Today continues the weekly series, F*ing Fridays, which will coincidentally occur on Friday. I mentioned some of my favorite F words back on Day 5, including: Fearless, Fabulous, Fine, Fun, Faith, Freedom, Forgiveness, to name a Few.
Last week I dove into the word Ferry.
Today’s F*ing Friday is dedicated to the word:
As in, fix it?
It’s hard to believe we have been on this island for one whole week. It reminds me of something I forgot to tell you about our trip up here.
Do you chew your nails?
Ever? Even just a little, tiny nibble now and then?
Yeah, I gave it up long ago too.
Well, I thought I did.
For the most part I have.
But, sometimes … SOMETIMES I slip and catch myself gnawing on the side of a hangnail, which immediately turns into a little nibble of a nail. You know, just to even it up a bit.
No, you don’t know?
Okay, well, let me explain.
If one side of your nail is lopsided you razor it down with a tooth to even it all out.
It’s an art form, really.
Such a delicate skill that it’s rare for even a seasoned nail biter to get the slope right. Which of course forces you to gnaw on the other side too.
Pretty soon, say a few hours into this, you have every nail from every finger laying at your feet.
I thought that was the worst case scenario.
Turns out, it’s not.
On the drive here, in the car, at right about the 20th hour of driving, I spied the dreaded hangnail.
I couldn’t resist.
My butt hurt. My eyes tired. My nerves shot.
I began to slightly nibble on the tip of my finger nail.
And then it happened.
The last thing I expected.
My tooth chipped.
Yes, I know. I only have myself to blame.
And, it sucks.
Because now I have to fix it.
Just those words send my mind spinning.
And it makes me wonder:
Just what does it mean to FIX something?
If something is broken, you fix it, right?
Like my tooth.
But, it will never be the same again.
Just like if a relationship is strained, you fix it.

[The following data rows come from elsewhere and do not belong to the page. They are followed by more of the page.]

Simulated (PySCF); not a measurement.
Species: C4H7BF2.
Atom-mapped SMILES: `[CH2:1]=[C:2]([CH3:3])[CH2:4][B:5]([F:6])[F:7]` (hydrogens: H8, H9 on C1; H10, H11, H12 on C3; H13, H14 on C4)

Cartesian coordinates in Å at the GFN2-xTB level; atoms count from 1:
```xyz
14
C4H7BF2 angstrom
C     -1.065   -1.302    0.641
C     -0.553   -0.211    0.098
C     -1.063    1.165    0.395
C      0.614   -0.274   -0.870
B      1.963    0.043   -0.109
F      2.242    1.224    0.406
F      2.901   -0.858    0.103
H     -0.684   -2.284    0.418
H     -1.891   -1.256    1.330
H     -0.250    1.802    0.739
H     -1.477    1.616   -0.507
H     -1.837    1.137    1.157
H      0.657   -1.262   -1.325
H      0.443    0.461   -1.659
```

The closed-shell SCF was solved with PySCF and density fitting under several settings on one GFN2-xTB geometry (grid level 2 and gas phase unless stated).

You apologize, cry, laugh, grovel, whatever it takes. But, you fix it, right?
When I have a sweet craving, I fix it ~ with sugar.
But, not anymore. At least, not since the cleanse.
I just sit with my craving until it passes.
And, that gets me fixated on this:
What if there was nothing to fix?
What if I couldn’t fix my tooth?
Would I walk around all my life with a little gap at the tip?
What if we couldn’t fix relationships?
Once they were a little bit strained, would we just slip away?
What if I couldn’t fix my sugar craving?
One taste and I’m forever addicted again?
Body out of balance, system out of whack.
I suppose the answer is really simple.
If we all took care of what we already have… our toys, our communities, our families, ourselves.
There would be nothing to fix.
And that just might save a few broken hearts and finger nails … and oh yes, my tooth.